Noranda deal barometer of area’s economy

Published 12:00 am Wednesday, September 9, 2009

Another sign that Louisiana and the River Parishes are bucking the national economic downturn came Thursday with the announcement that Noranda Aluminum Inc. has taken exclusive ownership of the Gramercy Alumina plant in St. James Parish.

The move comes with a promise from Noranda executives that the company plans to “ramp up” production at the 50-year-old facility, which refines bauxite from Jamaican mines into the base material of aluminum. Gramercy Alumina President Larry Holley said the plant should be back at its full production capacity of 1.2 million metric tons of alumina within the next 90 days.

The increase in production goes hand-in-hand with the return of some workers who had been laid off earlier in the year. The plant was forced to lay off about 10 percent of its workforce when aluminum prices plummeted from $1.40 to 60 cents per pound.
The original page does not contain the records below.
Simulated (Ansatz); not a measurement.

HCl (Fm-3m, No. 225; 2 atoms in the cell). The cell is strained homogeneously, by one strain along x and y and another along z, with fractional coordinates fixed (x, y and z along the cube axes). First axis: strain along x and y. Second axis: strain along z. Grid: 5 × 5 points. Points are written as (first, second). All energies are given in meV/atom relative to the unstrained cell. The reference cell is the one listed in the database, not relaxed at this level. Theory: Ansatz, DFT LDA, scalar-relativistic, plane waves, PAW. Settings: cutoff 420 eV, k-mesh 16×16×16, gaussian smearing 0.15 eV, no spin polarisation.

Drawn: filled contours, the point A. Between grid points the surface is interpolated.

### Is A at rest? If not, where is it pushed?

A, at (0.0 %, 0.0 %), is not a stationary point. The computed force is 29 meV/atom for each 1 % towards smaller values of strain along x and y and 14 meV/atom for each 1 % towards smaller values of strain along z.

This one-two punch of new jobs and increased production couldn’t have come at a better time for the state or the region. Unemployment figures from the Louisiana Workforce Commission for the month of August show the unemployment rate for St. James Parish sits at about 8 percent. The figure is a bit higher than the state average of 7.4 percent, but it still lower than the national rate of about 9.3 percent.

The boost at Gramercy Alumina is just one in a long line of economic positives for the River Parishes region. In addition to huge expansions at the Marathon and Valero Oil refineries, representatives from Cargill and Louisiana Sugar Growers and Refiners announced plans in March to build a $150 million sugar refinery near the existing Colonial Sugars site in Gramercy. There is also the distinct possibility that Nucor Steel Corp. could build a $3 billion pig iron plant on a 4,000-acre swath of land in Convent. Although Nucor has not made an official announcement, the company recently purchased about 890 acres in the area to be used for the proposed facility.

Such developments may be just what the region needs to sustain some economic momentum in the face of a national recession.